#prjcombine on 2024-11-29 — irc logs at libera.irclog.whitequark.org

2024-11-12 16:41 ChanServ changed the topic of #prjcombine to: repo: https://github.com/prjunnamed/prjcombine/ | docs: https://prjunnamed.github.io/prjcombine/ | logs: https://libera.irclog.whitequark.org/prjcombine/

00:06 <h_ro> Wanda[cis]: never used XACT before, so I am interested in hearing what you came up with and how your reversing methodology for XACT differs from ISE

00:07 <Wanda[cis]> methodology is the same, but I structured the code a lot better

00:07 <Wanda[cis]> well, at least the same for the actual reversing; I improved geometry extraction methodology a bit

00:11 <Wanda[cis]> the ISE bitstream reversing code uses Rust macros to construct testcases, with some weird sexpr-like syntax to describe the attribtues to be tested and the prerequisites. this was a major mistake, as it centralizes pretty much every kind of attribute I could possibly want to test in all supported devices in a single unwieldy macro, and then in a single unwieldy enum which is matched over by incredibly unwieldy test-batcher code

00:12 <Wanda[cis]> when I started, I thought I'd only need like a handful of those, but... well reality turned out to be complex

00:13 <Wanda[cis]> the testcase generation code is split in a funny way: first, I generate a declarative list of things I'd like to test within every tile type

00:13 <Wanda[cis]> this is the majority of the code

00:13 <h_ro> Are you referring to the fuzzing macros in ise_hammer?
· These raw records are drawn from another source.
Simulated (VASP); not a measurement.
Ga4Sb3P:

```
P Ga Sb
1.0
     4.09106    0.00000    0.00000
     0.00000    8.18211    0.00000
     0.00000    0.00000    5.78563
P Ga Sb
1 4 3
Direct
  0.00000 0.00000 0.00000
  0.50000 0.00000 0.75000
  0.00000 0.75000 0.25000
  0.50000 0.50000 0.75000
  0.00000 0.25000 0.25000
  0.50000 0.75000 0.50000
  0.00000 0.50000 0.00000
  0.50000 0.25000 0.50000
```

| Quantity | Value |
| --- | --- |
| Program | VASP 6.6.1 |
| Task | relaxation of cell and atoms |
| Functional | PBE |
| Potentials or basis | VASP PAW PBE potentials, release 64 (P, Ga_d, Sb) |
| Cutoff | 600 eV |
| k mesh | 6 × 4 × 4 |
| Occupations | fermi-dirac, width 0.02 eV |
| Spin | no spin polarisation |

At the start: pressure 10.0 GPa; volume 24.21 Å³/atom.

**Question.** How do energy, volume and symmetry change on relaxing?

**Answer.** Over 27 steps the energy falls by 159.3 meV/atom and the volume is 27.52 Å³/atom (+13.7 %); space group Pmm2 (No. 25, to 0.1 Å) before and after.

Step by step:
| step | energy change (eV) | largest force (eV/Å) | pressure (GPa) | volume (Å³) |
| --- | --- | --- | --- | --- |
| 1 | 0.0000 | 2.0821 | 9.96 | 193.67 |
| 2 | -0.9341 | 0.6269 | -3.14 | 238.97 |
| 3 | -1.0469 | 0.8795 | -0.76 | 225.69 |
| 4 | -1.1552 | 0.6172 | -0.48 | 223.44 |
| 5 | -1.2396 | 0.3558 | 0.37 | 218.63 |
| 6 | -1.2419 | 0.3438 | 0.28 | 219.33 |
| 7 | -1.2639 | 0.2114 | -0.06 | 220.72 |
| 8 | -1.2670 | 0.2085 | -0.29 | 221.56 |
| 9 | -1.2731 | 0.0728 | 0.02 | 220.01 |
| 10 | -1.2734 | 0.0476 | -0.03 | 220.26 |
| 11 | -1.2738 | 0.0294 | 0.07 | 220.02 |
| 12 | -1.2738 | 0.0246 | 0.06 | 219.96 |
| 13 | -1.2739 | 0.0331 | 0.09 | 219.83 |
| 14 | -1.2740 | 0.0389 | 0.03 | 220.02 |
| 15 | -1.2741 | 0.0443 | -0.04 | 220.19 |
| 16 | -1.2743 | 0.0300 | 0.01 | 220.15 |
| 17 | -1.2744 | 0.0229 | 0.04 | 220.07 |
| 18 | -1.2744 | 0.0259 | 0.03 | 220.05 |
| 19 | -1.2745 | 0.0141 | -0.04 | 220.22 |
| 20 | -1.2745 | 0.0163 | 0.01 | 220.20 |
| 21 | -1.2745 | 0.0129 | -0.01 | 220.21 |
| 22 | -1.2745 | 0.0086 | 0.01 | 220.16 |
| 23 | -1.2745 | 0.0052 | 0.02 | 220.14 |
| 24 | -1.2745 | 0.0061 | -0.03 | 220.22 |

00:14 <Wanda[cis]> second, a test batcher goes through this list and assigns every testcase to an actual test batch, and to an actual tile of the desired type

00:14 <Wanda[cis]> yes

00:14 <Wanda[cis]> they are absolutely horrible.

00:14 <Wanda[cis]> so. the second part is much shorter than the first, and I hoped it'd be simple

00:15 <Wanda[cis]> unfortunately turns out that sometimes assigning the testcase to an actual tile of the device involves complex logic

00:16 <Wanda[cis]> the macros are bad, but the really bad part is this monster file: https://github.com/prjunnamed/prjcombine/blob/main/prjcombine_ise_hammer/src/fgen.rs

00:16 <Wanda[cis]> it contains pretty much all of the second stage

00:16 <Wanda[cis]> it has highly generic code mixed in with very device-specific code

00:17 <Wanda[cis]> there are also problems with using macros in the first place. the immediately noticable one is that compiling the crate is ridiculously slow

00:18 <Wanda[cis]> it's also annoying when writing the code because rustfmt either gives up on the macro invocations, or in rare cases formats them in nonsensical way

00:19 <h_ro> yeah that looks cumbersome

00:19 <Wanda[cis]> the corresponding code in xact_hammer is structured differently; the macros are replaced by a builder pattern, the TileKV/BelKV/... enums are replaced with dynamic dispatch (boxed dyn trait objects)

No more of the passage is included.